What actually happens when copy initializing in C++?

Question

Consider the following code:

#include<iostream>
using namespace std;
class A{
public:
  A()=default;
  A(int a){cout<<"A(int) called"<<endl;}
  A(const A&a);
  ~A(){cout<<"~A() called"<<endl;}
};
A::A(const A&a){
  cout<<"A(const A&) called"<<endl;
}
int main(){
   A a = 1;
}

When I use g++8.1 to compile with -fno-elide-constructors to cancel the RVO, the output was:

A(int) called
A(const A&) called
~A() called
~A() called

I know that this is something called the converting constructor, an implicit conversion from the types of its arguments to the type of its class.

It seems that firstly a temporary object is constructed by A(int), secondly the a object is constructed by the copy-constructor A(const A&).

But when I modify my code:

#include<iostream>
using namespace std;
class A{
public:
  A()=default;
  A(int a){cout<<"A(int) called"<<endl;}
  explicit A(const A&a); //use explicit
  ~A(){cout<<"~A() called"<<endl;}
};
A::A(const A&a){
  cout<<"A(const A&) called"<<endl;
}
int main(){
   //A a = A(1); //error:no constructor match
   A b = 1; //ok
}

It confused me that the b object is copy-constructed explicitly?! Even if I use the copy initialization?
When I delete the copy-constructor by A(const A&a)=delete;, it will not work as expected.

However, it is different when I use VS2017. the implicit conversion A a = 1; has nothing to do with the copy-constructor. Even if I delete the c-c, it works as usual.

Answer 1

The effect of copy initialization here is,

(emphasis mine)

If T is a class type, and the cv-unqualified version of the type of other is not T or derived from T, or if T is non-class type, but the type of other is a class type, user-defined conversion sequences that can convert from the type of other to T (or to a type derived from T if T is a class type and a conversion function is available) are examined and the best one is selected through overload resolution. The result of the conversion, which is a prvalue temporary (until C++17) prvalue expression (since C++17) if a converting constructor was used, is then used to direct-initialize the object. The last step is usually optimized out and the result of the conversion is constructed directly in the memory allocated for the target object, but the appropriate constructor (move or copy) is required to be accessible even though it's not used. (until C++17)

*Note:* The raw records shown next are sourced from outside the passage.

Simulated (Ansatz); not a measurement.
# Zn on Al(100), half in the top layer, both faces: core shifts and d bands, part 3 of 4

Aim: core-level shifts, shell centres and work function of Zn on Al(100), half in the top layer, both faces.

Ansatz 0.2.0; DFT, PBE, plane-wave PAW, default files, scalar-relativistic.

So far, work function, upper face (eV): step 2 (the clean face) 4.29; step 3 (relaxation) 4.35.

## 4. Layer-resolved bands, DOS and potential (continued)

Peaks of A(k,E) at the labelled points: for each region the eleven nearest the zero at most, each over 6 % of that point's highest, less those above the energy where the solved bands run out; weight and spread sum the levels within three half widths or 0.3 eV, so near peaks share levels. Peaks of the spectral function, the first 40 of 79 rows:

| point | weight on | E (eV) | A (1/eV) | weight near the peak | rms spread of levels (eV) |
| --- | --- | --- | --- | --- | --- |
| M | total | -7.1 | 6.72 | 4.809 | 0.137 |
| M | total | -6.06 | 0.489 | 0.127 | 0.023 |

Note that the ojbect is direct-initialized from the converted A (from int), the copy constructor is marked as explicit or not doesn't matter here.

---

BTW: Since C++17 because of mandatory copy elision, the copy-construction will be elided completely.

Under the following circumstances, the compilers are required to omit the copy and move construction of class objects, even if the copy/move constructor and the destructor have observable side-effects. The objects are constructed directly into the storage where they would otherwise be copied/moved to. The copy/move constructors need not be present or accessible:

Answer 2

The difference between

A a = A(1);

and

A b = 1;

is that in the second case, the effect that applies is that one described in @songyuanyao's answer. But, the effect in the first case is another one:

If T is a class type and the cv-unqualified version of the type of other is T or a class derived from T, the non-explicit constructors of T are examined and the best match is selected by overload resolution. The constructor is then called to initialize the object.

That's why it does not work with explicit copy constructor.